How the 5/1 ARM Calculator Works
We calculate your payment during the initial five-year fixed period and then simulate annual rate adjustments using your inputs (margin, index assumption, and rate caps). You’ll see a projected monthly payment after the first adjustment and a full amortization schedule that reflects your selections.
Inputs for the Calculator
- Home price, down payment (amount or %), and loan term
- Initial interest rate (fixed 5 years)
- ARM settings: margin, expected index path, initial/periodic/lifetime caps
- Taxes, insurance, and HOA (optional) for all-in monthly payment
Understanding Your 5/1 ARM Results
Review your initial monthly payment for the fixed period, projected post-adjustment payment, total interest, and amortization schedule. Use the charts to see how costs and balance change over time.
What Is a 5/1 ARM?
A 5/1 ARM has a fixed interest rate for five years, then adjusts annually. ARMs often start with lower rates than fixed mortgages but can rise later.
How ARM Rate Caps Work
Caps limit how much your rate can change: an initial cap (first reset), a periodic cap (each subsequent reset), and a lifetime cap (overall max).
5/1 ARM vs. 30-Year Fixed
ARMs can offer a lower payment in the early years while fixed loans provide long-term stability. Use the calculator to see which path better fits your plans.

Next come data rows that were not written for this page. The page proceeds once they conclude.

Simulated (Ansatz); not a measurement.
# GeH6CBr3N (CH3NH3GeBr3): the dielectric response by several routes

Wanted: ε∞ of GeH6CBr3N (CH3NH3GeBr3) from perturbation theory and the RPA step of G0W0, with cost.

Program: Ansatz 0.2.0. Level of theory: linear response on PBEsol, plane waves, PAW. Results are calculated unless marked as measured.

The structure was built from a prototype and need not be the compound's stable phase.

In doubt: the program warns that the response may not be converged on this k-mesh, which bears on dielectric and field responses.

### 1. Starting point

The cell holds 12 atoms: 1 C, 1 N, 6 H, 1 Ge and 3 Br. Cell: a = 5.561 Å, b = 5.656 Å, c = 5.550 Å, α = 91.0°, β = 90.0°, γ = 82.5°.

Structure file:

Tip: If you plan to sell or refinance within ~5–7 years, the ARM’s savings during the fixed window may outweigh later adjustments.
Frequently Asked Questions
How are ARM adjustments calculated?
New rate ≈ index + margin, subject to periodic and lifetime caps. Lenders use published index values at your adjustment date.
Can I refinance before rates rise?
Yes. Many borrowers refinance during the fixed period or before a rate reset.